Friday, December 12, 2008
Page 11
AT THE SIDEBAR (Column)
A Message of Holiday Sanity
By J’AMY PACHECO
A few days ago, I decided to make an early morning run to the grocery store. It’s not like I was gung-ho about grocery shopping; rather, I’d just about had it with the pre-holiday crowds that seemed to be everywhere and wanted to avoid them.
It seemed to work. I parked in a nearly deserted lot, and had the grocery store mostly to myself. I was in and out in record time, returning to my lonely car less than an hour after I’d left it.
As I put the groceries in the trunk, I noticed an enormous puddle next to the driver’s door. What was most notable about this puddle was the fact that it seemed to be bubbling. I approached, and realized it was cola. It looked like someone had dropped an entire bottle next to my car, and that it had exploded.
Considering the fact that the parking lot was nearly deserted and there were no cars even close to mine, I was baffled by how it came to be there. Puzzlement turned to annoyance when I realized the driver side of my car had been within range; cola literally dripped off that side of the car.
I was angry. The cola shower came just days after someone hit the driver door of my car with their door – leaving an eight-inch gouge, breaking the paint all the way down to the metal – and driving away without taking responsibility.
I fumed as I pulled half-used water bottles out of my trunk to squirt off the cola. Tossing the empties into the trunk, I wondered how it was possible for someone to accidentally get cola all over my car in a nearly empty parking lot. I cursed them under my breath, adding a curse for the person who had slammed their door into mine days earlier.
As I drove home, I decided a peppermint coffee was just the thing I needed to get over my Grinch-like feelings. I parked outside Starbucks, and crossing the parking lot, I noticed a neatly dressed man carrying two bulging trash bags filled with cans and plastic bottles.
He was headed for a trash can when I offered him the water bottles in my trunk. He was very polite, and seemed a little bit embarrassed. His eyes lit up when he saw the grocery bags, and he sheepishly admitted he’d thought the bags were filled with bottles. I felt terrible about getting his hopes up.
I felt extraordinarily wasteful as I poured water from the remaining partially-used bottles so I could give him more. He accepted them gratefully, and then left.
It was a cold morning, and inside the shop, I realized that I should have offered to buy the man a cup of coffee. But when I went back outside, he was gone. I paid for my coffee and drove around the shopping complex, looking for him. He was nowhere to be found.
Driving home, it occurred to me that perhaps my encounter with the man was a message for me to put things back into perspective. I can’t tell you how selfish I felt realizing I’d been fuming about sticky soda on my car while others are scouring the world for cans and bottles to feed themselves.
It seemed like good timing for a message like that to come through. Christmas is just days away, and as usual, I’m nowhere near ready.

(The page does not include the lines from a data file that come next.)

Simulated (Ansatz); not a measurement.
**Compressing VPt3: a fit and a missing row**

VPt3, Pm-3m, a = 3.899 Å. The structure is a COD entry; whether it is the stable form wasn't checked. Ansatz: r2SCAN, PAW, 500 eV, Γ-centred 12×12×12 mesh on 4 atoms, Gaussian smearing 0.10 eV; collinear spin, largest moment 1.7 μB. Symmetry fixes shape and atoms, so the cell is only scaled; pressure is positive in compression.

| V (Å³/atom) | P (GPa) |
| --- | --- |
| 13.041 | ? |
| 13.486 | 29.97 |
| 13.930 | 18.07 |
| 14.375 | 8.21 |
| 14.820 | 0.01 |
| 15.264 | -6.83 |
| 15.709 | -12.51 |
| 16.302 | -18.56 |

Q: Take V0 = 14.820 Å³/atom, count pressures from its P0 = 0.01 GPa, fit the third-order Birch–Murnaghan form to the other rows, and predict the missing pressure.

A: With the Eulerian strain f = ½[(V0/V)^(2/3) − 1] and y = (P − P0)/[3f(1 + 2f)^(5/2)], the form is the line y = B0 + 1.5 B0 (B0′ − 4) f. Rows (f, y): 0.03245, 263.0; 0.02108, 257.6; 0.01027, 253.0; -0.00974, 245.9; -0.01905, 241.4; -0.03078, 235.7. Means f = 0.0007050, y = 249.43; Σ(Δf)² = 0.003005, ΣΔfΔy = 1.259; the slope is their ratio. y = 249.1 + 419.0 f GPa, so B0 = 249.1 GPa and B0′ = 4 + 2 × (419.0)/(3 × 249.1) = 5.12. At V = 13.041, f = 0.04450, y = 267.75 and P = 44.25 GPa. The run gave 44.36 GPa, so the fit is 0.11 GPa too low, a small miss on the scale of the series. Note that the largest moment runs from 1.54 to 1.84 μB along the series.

My tree was thrown together so quickly that I know it needs to be re-done. My house needs cleaning, top to bottom, and I haven’t finished shopping for anyone except my daughter.
I’ve got cookies to bake, candies to make, gifts to buy and wrap, food to purchase and garland that needs to be hung on the stair railings. Our little Dickens Village hasn’t seen the light of day yet, and somewhere, a herd of Rodney the Reindeer is crying to be let out of its Tupperware prison.
I’ve got a houseful and a half of guests coming the weekend before Christmas, and I have so much to do to get ready that it was starting to scare me.
Now, I’m asking myself, will my 13-month-old nephew really care of there are golden beads hanging on my tree? Will my 3-year-old niece notice if I put out fudge that is purchased, rather than homemade? Will my mother care if the silver gleams perfectly, or will she just be happy to spend her first Christmas as a widow surrounded by people who love her?
I think I already know the answer, and I believe I found it because of the man collecting cans and bottles outside Starbucks. I hope you can find the same spontaneous moment of sanity this holiday season, and that the coming year is a stable one for all of us. Happy holidays!